This is pretty good -- less than half of where we started -- but ActiveRecord is still executing thousands of separate SQL statements. SQL can be a lot faster than this, but to take advantage of that speed I'm going to have to write a little SQL myself.
SQL directly

The approach here needs to be a little different. I'm going to use SQL INSERTs to create all the Word and Alphagram records in just two statements respectively. Because Word needs to have an alphagram_id to have a proper belongs_to relationship, we first need to create all the Alphagram records before creating the Word records.
In both cases, I'm building one big array of strings to pass to the VALUES claus of the INSERT:
class WordList
  def initialize(file_path)
    # first read all records into memory
    alphagrams_hash = Hash.new([])
    words = File.readlines(file_path).map do |line|
      word = line.chomp
      alphagrams_hash[alphagram(word)] += [word]
      word
    end
    
    time = Time.now

    # build alphagrams
    alphagrams_for_db =  alphagrams_hash.keys.map do |ag_text|
      "('#{ag_text}','#{time}','#{time}')"
    end.join(',')

    # INSERT alphagrams
    ActiveRecord::Base.connection.execute(
      "INSERT INTO alphagrams(text,created_at,updated_at) VALUES #{alphagrams_for_db}"
    )

    # build words
    words_for_db = @words.map do |word_text|
      alphagram_id = Alphagram.find_by(text: alphagram(word_text)).id
      "('#{word_text}',#{alphagram_id},'#{time}','#{time}')"
    end.join(',')

    # INSERT words
    ActiveRecord::Base.connection.execute(
      "INSERT INTO words(text,alphagram_id,created_at,updated_at) VALUES #{words_for_db}"
    )
  end
  
  def alphagram(word)
    word.chars.sort.join
  end
end
Now the SQL looks like this. Two big INSERTs with a lot of SELECTs to get the anagram_ids in the middle:
INSERT INTO alphagrams(text,created_at,updated_at) VALUES ('aa','2019-07-01 12:36:04 +0200','2019-07-01 12:36:04 +0200'),('aah','2019-07-01 12:36:04 +0200','2019-07-01 12:36:04 +0200'),('aadeh','2019-07-01 12:36:04 +0200','2019-07-01 12:36:04 +0200') ...

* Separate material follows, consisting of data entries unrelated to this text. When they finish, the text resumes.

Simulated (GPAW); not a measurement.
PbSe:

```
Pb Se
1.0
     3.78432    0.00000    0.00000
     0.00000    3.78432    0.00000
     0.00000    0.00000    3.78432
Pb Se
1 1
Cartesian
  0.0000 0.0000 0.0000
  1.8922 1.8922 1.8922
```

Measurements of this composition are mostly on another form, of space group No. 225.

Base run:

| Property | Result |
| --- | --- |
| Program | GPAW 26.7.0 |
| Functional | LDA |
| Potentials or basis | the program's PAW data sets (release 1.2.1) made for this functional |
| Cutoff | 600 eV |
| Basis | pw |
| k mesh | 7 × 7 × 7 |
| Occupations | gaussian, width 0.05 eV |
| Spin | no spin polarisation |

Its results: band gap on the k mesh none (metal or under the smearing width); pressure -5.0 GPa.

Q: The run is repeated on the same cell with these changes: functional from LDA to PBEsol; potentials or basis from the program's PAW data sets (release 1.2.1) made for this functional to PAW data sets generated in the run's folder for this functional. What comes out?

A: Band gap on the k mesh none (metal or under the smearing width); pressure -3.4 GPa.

  Alphagram Load (1.1ms)  SELECT  "alphagrams".* FROM "alphagrams" WHERE "alphagrams"."text" = ? LIMIT ?  [["text", "aa"], ["LIMIT", 1]]
  Alphagram Load (0.1ms)  SELECT  "alphagrams".* FROM "alphagrams" WHERE "alphagrams"."text" = ? LIMIT ?  [["text", "aah"], ["LIMIT", 1]]
  Alphagram Load (0.1ms)  SELECT  "alphagrams".* FROM "alphagrams" WHERE "alphagrams"."text" = ? LIMIT ?  [["text", "aadeh"], ["LIMIT", 1]]
  Alphagram Load (0.1ms)  SELECT  "alphagrams".* FROM "alphagrams" WHERE "alphagrams"."text" = ? LIMIT ?  [["text", "aaghin"], ["LIMIT", 1]]

  ...

(4.6ms)  INSERT INTO words(text,alphagram_id,created_at,updated_at) VALUES ('aa',163662,'2019-07-01 12:36:04 +0200','2019-07-01 12:36:04 +0200'),('aah',163663,'2019-07-01 12:36:04 +0200','2019-07-01 12:36:04 +0200'),('aahed',163664,'2019-07-01 12:36:04 +0200','2019-07-01 12:36:04 +0200') ...


This gets us down to a per-word clock time of ~0.18ms. Nice!
There is one more SQL optimization I can see here, which comes from the fact that we're still doing an individual lookup for each word's corresponding alphagram_id on the line:
alphagram_id = Alphagram.find_by(text: alphagram(word_text)).id

I can elimate these individual lookups by loading all the newly-created Alphagrams with a single SELECT before I create the words, then building a hash:
alphagram_ids = {}
Alphagram.all.each do |ag|
  alphagram_ids[ag.text] = ag.id
end

Now, when setting up the word values, I can get the alphagram_id without a SELECT statement for every record:
alphagram_id = alphagram_ids[alphagram(word_text)]

This last doesn't get me much, but saves ~0.1-0.2ms from doing an individual SELECT statements for each word to load the alphagram_ids.
Finally, I get a per-word clock time of ~0.05ms.
> puts Benchmark.measure { WordList.new('lib/word_lists/twl06.txt') }
8.319700   0.555217   8.874917 (  9.011809)

That's more like it: all 180k words parsed into anagrams and stored in the DB in under 10 seconds.
ActiveRecord lookup performance

Now that I have all the records in the database, a quick note about retrieval retrieval performance. With the objects I made above, finding anagrams is a matter of just looking up the appropriate Alphagram and looping over it's associated Words:
Alphagram.find_by(text: 'aceprs').words.pluck(:text)
#=> ["capers", "crapes", "escarp", "pacers", "parsec", "recaps", "scrape", "secpar", "spacer"]

This executes two SELECT statements, giving a pretty speedy lookup:
> puts Benchmark.measure { Alphagram.find_by(text: 'aceprs').words.pluck(:text) }
0.000912   0.000080   0.000992 (  0.001290)

This isn't quite as fast as my in-memory hash lookup above, and won't be O(1) either -- something closer to worst-case O(nlogn) with a database index on anagrams.text. Still, this is plenty fast to execute (even for a much larger list of words) within a single request.
Notes


For all benchmarking I turned off logging in the console (conf.echo = false and ActiveRecord::Base.logger = nil)
For performance measurements I used Ruby's built-in Benchmark, and for memory I used the memory_profiler gem.
I used a local SQLite DB for all the above queries -- I'll maybe replicate on the proper Postgres instance when the app is a bit more developed.
This was not scientific at all -- I replicated each measurement 2 or 3 times and took averages, but don't claim any degree of statistical significance here.